Answer
See below
Work Step by Step
We can notice that: $y'''+9y''+24y'+16y=8e^{-x}+1$
Obtain: $(D^3+9D^2+24D+16)y=8e^{-x}+1$
Solve the auxiliary equation for the differential equation.
$r^3+9r^2+24r+16=0\\
(r+1)(r+4)^2=0$
Roots are: $r_1=-4$ as a multiplicity of 2 and $r_2=-1$ as a multiplicity of 1.
Therefore, the general solution for the given differential equation is:
$y(x)=c_1e^{-4x}+c_2xe^{-4x}+c_3e^{-x}$
We can see that $D+1$ is the annihilator of $G(x)=8e^{-x}$
and $D$ is the annihilator of $H(x)=1$
then $F(x)=G(x)+H(x)=8e^{-x}+1$
Multiply $D(D+1)$ to both sides of the given equation we get
$D(D+1)^2(D+4)^2=0$
Solve the auxiliary equation for the differential equation.
$r(r+1)^2(r+4)^2=0$
Roots are: $r_1=-4$ as a multiplicity of 2, $r_2=-1$ as a multiplicity of 2 and $r_3=0$ as a multiplicity of 1.

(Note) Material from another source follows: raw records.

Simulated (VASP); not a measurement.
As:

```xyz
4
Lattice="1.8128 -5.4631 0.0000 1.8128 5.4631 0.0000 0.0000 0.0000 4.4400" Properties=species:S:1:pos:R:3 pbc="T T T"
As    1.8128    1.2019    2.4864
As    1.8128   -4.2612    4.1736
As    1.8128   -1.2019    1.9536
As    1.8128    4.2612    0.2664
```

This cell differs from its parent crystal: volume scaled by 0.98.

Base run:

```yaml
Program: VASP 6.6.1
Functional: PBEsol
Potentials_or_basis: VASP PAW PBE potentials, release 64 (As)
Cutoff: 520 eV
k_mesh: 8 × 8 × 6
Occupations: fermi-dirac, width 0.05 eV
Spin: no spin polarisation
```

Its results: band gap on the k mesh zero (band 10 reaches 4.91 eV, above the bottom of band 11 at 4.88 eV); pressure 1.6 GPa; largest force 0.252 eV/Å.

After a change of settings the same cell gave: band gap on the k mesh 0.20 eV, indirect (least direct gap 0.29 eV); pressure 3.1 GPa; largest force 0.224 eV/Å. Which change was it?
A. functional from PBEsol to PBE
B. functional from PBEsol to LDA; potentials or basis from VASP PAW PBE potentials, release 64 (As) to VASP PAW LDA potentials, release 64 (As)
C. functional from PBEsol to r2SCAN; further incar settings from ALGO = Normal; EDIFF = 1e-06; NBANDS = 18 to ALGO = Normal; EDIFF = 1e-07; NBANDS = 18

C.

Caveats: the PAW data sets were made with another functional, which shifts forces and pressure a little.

The general solution to $D(D+1)^2(D+4)^2=0$ is
$y(x)=c_1e^{-4x}+c_2xe^{-4x}+c_3e^{-x}+c_4xe^{-x}+c_5$
The trial solution to initial solution is $y_p=c_4xe^{-x}+c_5$.
We obtain the same trial solution with the use of annihilators.